The electric pump really vibrates a lot, even with the rubber vibration dampeners on the legs of the motor. I went back and checked all the clamps again, and retightened them. Most had loosened up some and needed to be cinched down more.

Ran a test to make sure it all worked and all lines held full pressure and the pump shutoff automatically as it should, and everything is working fine now, ready to go spray again.

The leaks threw off my timing on spraying though, and temperature is too high now, so I will have to spray this evening....

Just wanted to mention it, because it is a good reminder to go back and check your line connections once in awhile...!


----------



## Dkrem (Mar 16, 2019)

I've been looking for an appropriate hose reel to mount on the tongue. Unwinding and winding that too short hose on the little hangars is a pain. Ideal would be 50', either spring or manual wind, I'm still looking.


----------



## FlowRider (Apr 7, 2019)

Yeah, it is a royal PITA.

I use a big rubber band on my hose, and loop it around the hose loops and secure it to the metal brackets to keep it from unwinding.

I do the same thing with the pump wiring. I loop a big rubber band around the wire loom and then hook it around my seat adjustment handle, so it doesn't fall down and get snarled up on the tire treads.

Not that this has ever happened to me before, already, or anything! :shock:  :?


----------



## FlowRider (Apr 7, 2019)

I finished up using the last of the Q4 Plus herbicide I blanket sprayed on my back yard by spot spraying the remainder on my front lawn, primarily on resurgent yellow nutsedge.

Once the tank got below two gallons, the intake tube no longer could reach the liquids left in the bottom without pump cavitation (sucking in air and bubbling in the tubing, causing spitting versus smooth spraying). So, I decided to drain the remainder and put it in a new LESCO sprayer I upped my lawn care game with.

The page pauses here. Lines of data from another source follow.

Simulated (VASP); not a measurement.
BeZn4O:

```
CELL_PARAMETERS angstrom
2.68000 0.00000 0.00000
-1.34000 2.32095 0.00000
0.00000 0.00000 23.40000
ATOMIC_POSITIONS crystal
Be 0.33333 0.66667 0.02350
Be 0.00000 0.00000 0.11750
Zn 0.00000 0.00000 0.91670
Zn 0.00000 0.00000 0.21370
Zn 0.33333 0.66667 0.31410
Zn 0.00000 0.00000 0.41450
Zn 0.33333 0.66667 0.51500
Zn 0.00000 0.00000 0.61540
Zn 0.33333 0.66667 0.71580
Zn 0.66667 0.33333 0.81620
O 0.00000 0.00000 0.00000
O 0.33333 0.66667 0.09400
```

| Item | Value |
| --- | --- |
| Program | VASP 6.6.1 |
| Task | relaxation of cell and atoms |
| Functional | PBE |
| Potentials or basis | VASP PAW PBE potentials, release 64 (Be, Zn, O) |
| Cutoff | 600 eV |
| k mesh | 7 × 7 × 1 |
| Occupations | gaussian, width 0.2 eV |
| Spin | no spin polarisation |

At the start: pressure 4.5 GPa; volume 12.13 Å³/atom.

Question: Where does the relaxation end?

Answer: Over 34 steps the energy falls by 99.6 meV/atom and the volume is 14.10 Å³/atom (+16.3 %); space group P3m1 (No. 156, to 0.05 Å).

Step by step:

First I drained the tank into a used oil drain pan to control spillage.



Then I poured the leftover herbicide into the two gallon LESCO sprayer so
I could clean the tank and spray some nitrogen fertilizer with micronutrients on my hungry lawn.



Kinda messy but using marker dye shows you what surfaces you just spilled herbicide on, aiding in spill cleanup. The epoxy coating on the garage floor now starts paying me back...wipes completely clean.

Triple rinsed the tank after spraying the diluted tank rinse liquid along my fence lines, so now the tank is clean and clear, ready to go back into service.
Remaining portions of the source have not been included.